First, Abrams asked key team members who helped him make his first feature film—Mission: Impossible III (2006)—to return for Star Trek. As this is only his second feature directorial effort, Abrams felt it was important to maintain his core team. Thus, Mission: Impossible III (M:i:III) DP Dan Mindel, Visual Effects Supervisor/Second Unit Director Roger Guyett of Industrial Light & Magic (ILM), Editors Maryann Brandon and Mary Jo Markey, Production Designer Scott Chambliss, Set Decorator Karen Manthey, Colorist Stefan Sonnenfeld, and others all returned to help Abrams update Star Trek.

Guyett says it''s now clear to him that Abrams, so respected as a TV producer, is a natural filmmaker—much more comfortable in the director''s chair than even three years ago, when they first worked together on Mission: Impossible III.
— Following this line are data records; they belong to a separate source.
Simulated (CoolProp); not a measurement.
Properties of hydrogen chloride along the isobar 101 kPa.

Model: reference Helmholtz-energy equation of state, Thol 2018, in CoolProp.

“He''s become very familiar with the mechanics of making a movie, and on M:i:III, he was already a quick study,” Guyett says of Abrams. “On Star Trek, J.J. had a movie under his belt, and it shows. He was more confident and more familiar with the process and very clear on what he wanted to do, and he can see shots in his head. What he was very clear on was that we had to constantly expand the movie''s scope. This picture has a scope that earlier [Star Trek] movies never had.”

Director J.J. Abrams, pictured working with cast members, made the crucial decision to shoot Star Trek in anamorphic 35mm to visually honor previous Star Trek films, but not directly emulate their look or design.

Director J.J. Abrams, pictured working with cast members, made the crucial decision to shoot Star Trek in anamorphic 35mm to visually honor previous Star Trek films, but not directly emulate their look or design.
Photo: Zade Rosenthal. © 2008 Paramount Pictures. All Rights Reserved.

Big and organic


The next step for Abrams was to decide how to shoot the movie. Abrams is a well-known aficionado of the Star Wars universe, he was working closely with ILM on huge digital-
effects sequences, and he had the opportunity to speak directly with George Lucas about his filmmaking theories. So early on, there was talk of shooting the piece digitally.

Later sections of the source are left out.